Prizes: First place, $200 in Barnes and Noble gift certificates;
second place, $100; third place, $50 to be split equally between
the team members. Participation prize was the book: “Boston's
Secret Spaces” for everyone who completed the race.
The winners of this first-ever Core Amazing
Race were Katie Murray and Lester Black of Team Petrarch (pictured
at right with Prof. Hamill, Prof. Wylie, and Prof. Eckel).
Congratulations to all finishing teams!
Finishing teams
and time to complete:
- Team PETRARCH, Katie Murray and Lester
Black: 2 hours 33 minutes!
- Team MACHIAVELL, Camille Dupaquier and
Julia Macklin: 3 hours 25 minutes
- Team ENKIDU, Mark Jahnke and Emily Keller:
3 hours 55 minutes
- Team TELEMACHOS, Richard Dana and Matt
Richter: 4 hours 20 minutes
- Team ATHENA, Nicole Patzelt and Danielle
Haslam: 4 hours 42 minutes
- Team KALYPSO, Michelle Chan and Kate Pancarician:
4 hours 50 minutes
- Team PENELOPE, Michelle Kwok and Adrianny
Mendez: 5 hours 25 minutes
- Team NINSUN, Emily Levin and Harleen Grewal:
5 hours 33 minutes
- Team ARGOS, Jennifer Kole and Sarah Khalifa:
5 hours33 minutes
- Team ISHTAR, Alison Weltman and Jennifer
Zimmerman: 5 hours 39 minutes
- Team SOCRATES, Caitlin Lesczynski and Andrew
Smith: 5 hours57 minutes
How would you have done? See
if you can answer
This Year's Clues:
- He wrote Long Day’s Journey into
Night in 1942, although it was not produced until three
years after he died here in 1953.
- This great Boston building
is “Dedicated to the advancement of learning” and
always remains “free to all”. Two lions live inside.

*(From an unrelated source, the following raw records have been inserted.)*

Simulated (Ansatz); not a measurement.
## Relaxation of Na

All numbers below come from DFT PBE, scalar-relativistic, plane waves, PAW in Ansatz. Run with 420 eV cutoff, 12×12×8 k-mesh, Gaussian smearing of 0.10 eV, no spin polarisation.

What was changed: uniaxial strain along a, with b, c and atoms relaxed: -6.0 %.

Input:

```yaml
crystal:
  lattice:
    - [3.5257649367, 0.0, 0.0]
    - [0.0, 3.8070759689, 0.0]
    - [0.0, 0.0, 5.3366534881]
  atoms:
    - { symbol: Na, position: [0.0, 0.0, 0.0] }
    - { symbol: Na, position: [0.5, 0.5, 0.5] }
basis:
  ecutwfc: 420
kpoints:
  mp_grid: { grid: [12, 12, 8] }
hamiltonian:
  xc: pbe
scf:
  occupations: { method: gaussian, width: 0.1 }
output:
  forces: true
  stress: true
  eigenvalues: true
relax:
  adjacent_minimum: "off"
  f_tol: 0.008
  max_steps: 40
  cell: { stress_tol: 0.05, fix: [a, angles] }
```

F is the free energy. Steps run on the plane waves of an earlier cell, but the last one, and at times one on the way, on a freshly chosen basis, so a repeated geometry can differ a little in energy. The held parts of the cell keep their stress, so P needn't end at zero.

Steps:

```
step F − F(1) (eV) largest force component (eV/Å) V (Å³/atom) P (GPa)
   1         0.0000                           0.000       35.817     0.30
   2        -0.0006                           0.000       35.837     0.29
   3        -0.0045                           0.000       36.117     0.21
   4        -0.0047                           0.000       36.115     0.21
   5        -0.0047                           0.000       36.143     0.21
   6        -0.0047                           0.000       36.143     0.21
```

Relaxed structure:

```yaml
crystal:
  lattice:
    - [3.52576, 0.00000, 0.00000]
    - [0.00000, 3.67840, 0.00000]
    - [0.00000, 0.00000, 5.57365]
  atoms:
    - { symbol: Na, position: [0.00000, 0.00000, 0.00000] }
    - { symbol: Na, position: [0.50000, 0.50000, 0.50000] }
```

- Can you believe that these famous religious
murals were completed by the same artist who painted
Madame X.
- This author of The Prophet wrote
“You pray in your distress and in your need; would that
you might pray also in the fullness of your joy.” He is
memorialized here.
- It is no surprise that after writing her
most famous book, Harriet Beecher Stowe was a frequent guest
at this house in Boston.
- When this author became wealthy from the
sales of her novel about Meg, Jo, Beth, and Amy, where did she
reside in Boston?
- A mother and her eight offspring were protagonists
in a book which won the Caldecott Medal in 1942. Where are they
immortalized in bronze?
- This author of
"The Fall of the House of Usher" and other macabre
tales of the early nineteenth century was born in what old Boston
neighborhood? A plaque stands here.
- When Robert Lowell wrote “For the
Union Dead,” he had this statue
of Robert Gould Shaw and the Massachusetts 54th regiment in
mind.
- This corner
shop was a gathering place for authors such as Hawthorne,
Thoreau, Stowe, Dickens, and Holmes and it is mentioned in Matthew
Pearl’s novel The Dante Club.
- He had the biggest signature on the Declaration
of Independence, now he rests here.
- He was the first American to translate
Dante’s Divine Comedy. A monument
connecting Boston and Cambridge bears his name. What is it?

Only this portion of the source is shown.